In the setting of moduli spaces of vector bundles/quiver representations etc I've encountered a few times situations like the one that I'll try to explain thereafter .I was wondering if there's a "deep" common explanation. I'll try to take the quiver setting as the main example : I'm sorry if the question is too vague.
In the quiver setting, one starts from a quiver $Q$ and has the Kac's polynomial $a_{Q,\alpha}$ s.t $a_{Q,\alpha}(q^r) $ equals the number of absolutely indecomposable representations of $Q$ over $\mathbb{F}_{q^r}$ with dimension vector $\alpha$.
In nice situations,(i.e $\alpha$ is indivisble) this polynomial turns out to be also the Poincare polynomial of a generic (Nakajima) quiver variety $\mathfrak{M}(\alpha)$. This is roughly obtained as a symplectic reduction from the space of representations $R(\overline{Q},\alpha)$ of a quiver $\overline{Q}$ s.t $R(\overline{Q},\alpha)=T^*R(Q,\alpha)$.
As $\mathfrak{M}(\alpha)$ is pure and with just even cohomology, the Poincare polynomial is also the number of points $\mathfrak{M}(\alpha)(\mathbb{F}_{q})$.

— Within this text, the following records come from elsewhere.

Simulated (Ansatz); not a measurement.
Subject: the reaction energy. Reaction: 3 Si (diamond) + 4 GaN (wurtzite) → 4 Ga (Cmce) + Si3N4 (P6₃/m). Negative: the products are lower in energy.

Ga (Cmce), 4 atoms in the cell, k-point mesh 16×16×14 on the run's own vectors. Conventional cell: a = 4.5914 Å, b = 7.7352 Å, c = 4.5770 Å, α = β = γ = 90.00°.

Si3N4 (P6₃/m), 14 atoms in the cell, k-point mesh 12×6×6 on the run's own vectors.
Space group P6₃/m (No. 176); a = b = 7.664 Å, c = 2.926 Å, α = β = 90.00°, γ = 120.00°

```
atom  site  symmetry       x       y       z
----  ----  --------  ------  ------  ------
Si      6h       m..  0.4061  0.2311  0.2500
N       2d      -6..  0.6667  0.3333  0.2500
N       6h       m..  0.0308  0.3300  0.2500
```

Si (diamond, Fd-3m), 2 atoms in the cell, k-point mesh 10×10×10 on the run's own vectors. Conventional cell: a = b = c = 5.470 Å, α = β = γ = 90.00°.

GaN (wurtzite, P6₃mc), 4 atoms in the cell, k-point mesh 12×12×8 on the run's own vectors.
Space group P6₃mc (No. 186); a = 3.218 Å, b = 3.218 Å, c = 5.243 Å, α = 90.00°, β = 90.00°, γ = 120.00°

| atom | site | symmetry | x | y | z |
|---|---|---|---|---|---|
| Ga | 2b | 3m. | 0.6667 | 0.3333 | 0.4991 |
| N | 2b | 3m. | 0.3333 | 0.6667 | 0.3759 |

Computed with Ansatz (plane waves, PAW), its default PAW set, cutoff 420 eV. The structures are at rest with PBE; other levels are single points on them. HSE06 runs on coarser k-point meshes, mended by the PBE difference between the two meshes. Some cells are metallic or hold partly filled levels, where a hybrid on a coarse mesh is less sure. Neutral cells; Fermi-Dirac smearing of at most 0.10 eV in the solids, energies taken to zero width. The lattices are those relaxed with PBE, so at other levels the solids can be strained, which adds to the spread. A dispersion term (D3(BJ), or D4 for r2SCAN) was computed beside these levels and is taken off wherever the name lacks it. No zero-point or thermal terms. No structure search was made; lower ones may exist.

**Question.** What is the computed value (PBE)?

Somehow counting indecomposable objects for $Q$ turns out then to be linked to rational points of the moduli space for a " cotangent problem".
The same thing more or less happens in the setting of vector bundles over a Riemann surface $\Sigma$. Counting absolutely indecomposable vector bundles of rank $n$ and degree $d$ over a reduction $\Sigma_{q}$ of $\Sigma$ over $\mathbb{F}_q$ gives us the rational points of the moduli space of Higgs fields over $\Sigma_q$(at least for coprime $n,d$). The Higgs field moduli stack $\mathcal{M}^{n,d}_{Dol}$ is the cotangent stack to that of vector bundles $\mathcal{N}_{n,d}$(I don't think I'm using the standard or correct notation).
As this is pure too, one can still relate this to the Poincare polynomial of the moduli space of Higgs field over $\Sigma$.
While I can get (more or less ) the combinatorics behind the proof for these facts, I was wondering whether there's a somehow general or geometric explanation for the appearance of somehow the cotangent moduli stack in the count of indecomposable objects.